Living with docile, compliant school boards

Editor:

For those whose heads were left spinning by the enthusiasm with which the school board majority (Spencer opposed) gave away $4.6 million in cash for $1.95 million in return, here is some context.
City officials know that voters would never approve a tax increase to subsidize a property developer, such as Tim Lewis Communities, which, in addition to the Crown Beach property, has interests in and around the soon-to-be-former Alameda Unifed School District tidelands parcels. Voters, however, can routinely be counted on to approve parcels taxes and tax bond measures “for the children!”
 Knowing this, officials routinely and repeatedly bleed the school district dry through mechanisms like redevelopment, infrastructure financing districts, land swaps and other dumb deals, like we have seen in the past two weeks.

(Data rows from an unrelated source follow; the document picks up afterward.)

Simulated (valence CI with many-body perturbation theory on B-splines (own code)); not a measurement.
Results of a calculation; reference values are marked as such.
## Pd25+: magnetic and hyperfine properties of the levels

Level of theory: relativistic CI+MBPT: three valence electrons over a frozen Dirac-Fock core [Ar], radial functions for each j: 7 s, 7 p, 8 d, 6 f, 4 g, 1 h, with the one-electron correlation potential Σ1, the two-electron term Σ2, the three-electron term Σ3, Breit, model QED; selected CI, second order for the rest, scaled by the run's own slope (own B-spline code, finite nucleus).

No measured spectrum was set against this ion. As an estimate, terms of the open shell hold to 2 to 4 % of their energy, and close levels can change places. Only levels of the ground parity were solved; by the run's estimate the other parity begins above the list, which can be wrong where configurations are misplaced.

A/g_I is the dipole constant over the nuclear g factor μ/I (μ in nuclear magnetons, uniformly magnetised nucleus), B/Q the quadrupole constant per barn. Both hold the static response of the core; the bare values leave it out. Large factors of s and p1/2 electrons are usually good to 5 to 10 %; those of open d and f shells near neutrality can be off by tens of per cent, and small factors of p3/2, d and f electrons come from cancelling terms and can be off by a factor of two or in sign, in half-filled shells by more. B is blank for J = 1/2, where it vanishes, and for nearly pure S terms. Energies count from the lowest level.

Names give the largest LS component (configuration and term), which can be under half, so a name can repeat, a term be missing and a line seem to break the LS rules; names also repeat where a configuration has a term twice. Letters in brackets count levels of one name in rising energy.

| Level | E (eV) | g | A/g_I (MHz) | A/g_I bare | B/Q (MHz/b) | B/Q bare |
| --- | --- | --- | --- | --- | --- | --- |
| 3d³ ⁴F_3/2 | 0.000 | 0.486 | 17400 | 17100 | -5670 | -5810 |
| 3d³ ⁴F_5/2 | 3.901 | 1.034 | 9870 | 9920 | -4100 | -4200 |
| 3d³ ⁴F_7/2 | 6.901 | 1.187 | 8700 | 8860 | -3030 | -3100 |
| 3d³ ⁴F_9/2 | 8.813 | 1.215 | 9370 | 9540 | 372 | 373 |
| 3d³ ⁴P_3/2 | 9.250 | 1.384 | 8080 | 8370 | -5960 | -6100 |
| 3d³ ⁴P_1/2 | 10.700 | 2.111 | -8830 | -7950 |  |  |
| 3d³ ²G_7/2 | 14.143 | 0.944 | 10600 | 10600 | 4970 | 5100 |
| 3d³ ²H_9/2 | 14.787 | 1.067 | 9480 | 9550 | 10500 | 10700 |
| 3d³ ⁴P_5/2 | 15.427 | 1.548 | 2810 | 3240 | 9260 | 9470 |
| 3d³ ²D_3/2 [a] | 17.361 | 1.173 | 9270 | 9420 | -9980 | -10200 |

In Alameda, docile, compliant, school boards and administrators have repeatedly ignored their fiduciary and other duties to taxpayers, parents and students, and readily co-operated in these grand bargains. In 1991, the school district signed a deal with the City of Alameda that ultimately produced the $4.6 million for low-income housing that the district just gave away, because it’s not in the business of building low-income housing. 
(Back in 2008, when I publicized this, and a second, smaller, fund, hardly anybody — not even school district officials — knew about this money. Then-Superintendent Ardella Dailey angrily told me that the district had no obligation to track those funds that were explicitly set aside for the school district.)
In 2000, the school district signed another land-swap deal that gave away Mastick School, ostensibly, in return for the 17 acres of tidelands trust parcels that the district now insists is worthless, and can’t possibly be appraised for value. (I understand that San Francisco State University is now calling AUSD Chief Business Officer Dr. Robert Clark, asking him to return some of the letters after his name.)
That agreement also called for the school district to receive rental revenue from the tidelands parcels. The district now insists it is not, and never was in the business of managing property like this. If the property is worthless to the district, and the district was never in the business of managing the property, why on earth did they sign the agreement?
Now, in the middle of a facilities master plan process, the district is trading away cash and property for a pittance in return. Very odd decisions indeed by a school district that is coming begging to voters again later this year.
I encourage Alameda voters to reject this model of subsidizing private development corporations under the guise of paying for schools by voting against any tax measure that AUSD puts on the ballot this year or next.